Re: Nice Data Cleansing Tool Demo

On Mar/29/10 10:01 am, Kingsley Idehen wrote:
> David Huynh wrote:
>> On Mar/29/10 12:31 am, Kingsley Idehen wrote:
>>> All,
>>>
>>> A very nice data cleansing tool from David and Co. at Freebase.
>>>
>>> CSVs are clearly the dominant data format in the structured open 
>>> data realm. This tool deals with ETL very well. Of course, for those 
>>> who appreciate OWL, a lot of what's demonstrated in this demo is 
>>> also achievable via "context rules". Bottom line (imho), nice tool 
>>> that will only aid improving Web of Linked Data quality at the data 
>>> set production stage.
>>>
>>> Links:
>>>
>>> 1. http://vimeo.com/10081183 -- Freebase Gridworks
>>>
>> Thanks, Kingsley. The second screencast, by Stefano Mazzocchi, also 
>> demonstrates a few other interesting features:
>>
>>     http://www.vimeo.com/10287824
>>
>> David
> David,
>
> Yes, very nice!
>
> Now here is the obvious question, re. broader realm of faceted data 
> navigation, have you guys digested the underlying concepts 
> demonstrated by Microsoft Pivot?
>

I've seen the TED talk on Pivot. It's a very well polished 
implementation of faceted browsing. The Seadragon technology integration 
and animations are well executed. As far as "underlying concepts" in 
faceted browsing go, I haven't noticed anything novel there.

One thing to note: in each Pivot demo example, there is data of exactly 
one type only--say, type people. So it seems, using Microsoft Pivot, you 
can't pivot from one type to another, say, from people to their 
companies. You can't do that example I used for Parallax: US presidents 
-> children -> schools. Or skyscrapers -> architects -> other buildings. 
So from what I've seen, as it currently is, Microsoft Pivot cannot be 
used for browsing graphs because it cannot pivot (over graph links).

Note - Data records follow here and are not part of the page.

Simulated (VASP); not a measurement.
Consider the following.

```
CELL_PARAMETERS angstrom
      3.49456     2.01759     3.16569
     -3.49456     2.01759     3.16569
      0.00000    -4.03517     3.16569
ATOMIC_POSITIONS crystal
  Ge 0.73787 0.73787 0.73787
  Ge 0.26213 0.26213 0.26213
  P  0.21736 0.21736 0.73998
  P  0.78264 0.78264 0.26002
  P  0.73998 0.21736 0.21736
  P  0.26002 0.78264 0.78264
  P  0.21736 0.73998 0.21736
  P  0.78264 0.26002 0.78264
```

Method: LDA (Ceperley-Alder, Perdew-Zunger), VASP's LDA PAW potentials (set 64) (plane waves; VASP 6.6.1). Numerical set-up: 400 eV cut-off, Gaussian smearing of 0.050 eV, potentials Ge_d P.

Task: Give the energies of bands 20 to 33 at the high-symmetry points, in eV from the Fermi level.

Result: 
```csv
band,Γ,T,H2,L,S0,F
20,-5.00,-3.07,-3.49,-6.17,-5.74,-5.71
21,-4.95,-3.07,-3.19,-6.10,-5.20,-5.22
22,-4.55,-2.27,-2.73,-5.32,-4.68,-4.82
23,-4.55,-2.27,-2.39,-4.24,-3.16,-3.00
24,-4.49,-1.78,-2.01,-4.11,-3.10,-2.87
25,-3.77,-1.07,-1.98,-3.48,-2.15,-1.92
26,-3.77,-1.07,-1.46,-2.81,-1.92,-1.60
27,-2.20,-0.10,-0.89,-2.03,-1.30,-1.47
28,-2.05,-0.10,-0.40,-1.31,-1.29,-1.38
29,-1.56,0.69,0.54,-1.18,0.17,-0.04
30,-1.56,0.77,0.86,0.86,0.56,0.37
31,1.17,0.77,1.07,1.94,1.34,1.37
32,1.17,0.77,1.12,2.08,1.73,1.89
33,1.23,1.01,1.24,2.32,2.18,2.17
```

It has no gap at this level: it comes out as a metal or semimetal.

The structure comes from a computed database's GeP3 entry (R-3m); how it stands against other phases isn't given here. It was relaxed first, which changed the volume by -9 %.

Furthermore, I believe that to get Pivot to perform well, you need a 
cleaned up, *homogeneous* data set, presumably of small size (see their 
Wikipedia example in which they picked only the top 500 most visited 
articles). SW/linked data in their natural habitat, however, is rarely 
that cleaned up and homogeneous ... So by the time you can use Pivot on 
SW/linked data, you will already have solved all the interesting and 
challenging problems.

I do applaud their recent offering of the Pivot widget for embedding 
into any arbitrary site. That should make faceted browsing more 
accessible to web authors, as Exhibit has done. Pivot is way more 
polished and hopefully scales better than Exhibit, although Exhibit is 
more malleable as a piece of software.

David

Received on Monday, 29 March 2010 02:01:28 UTC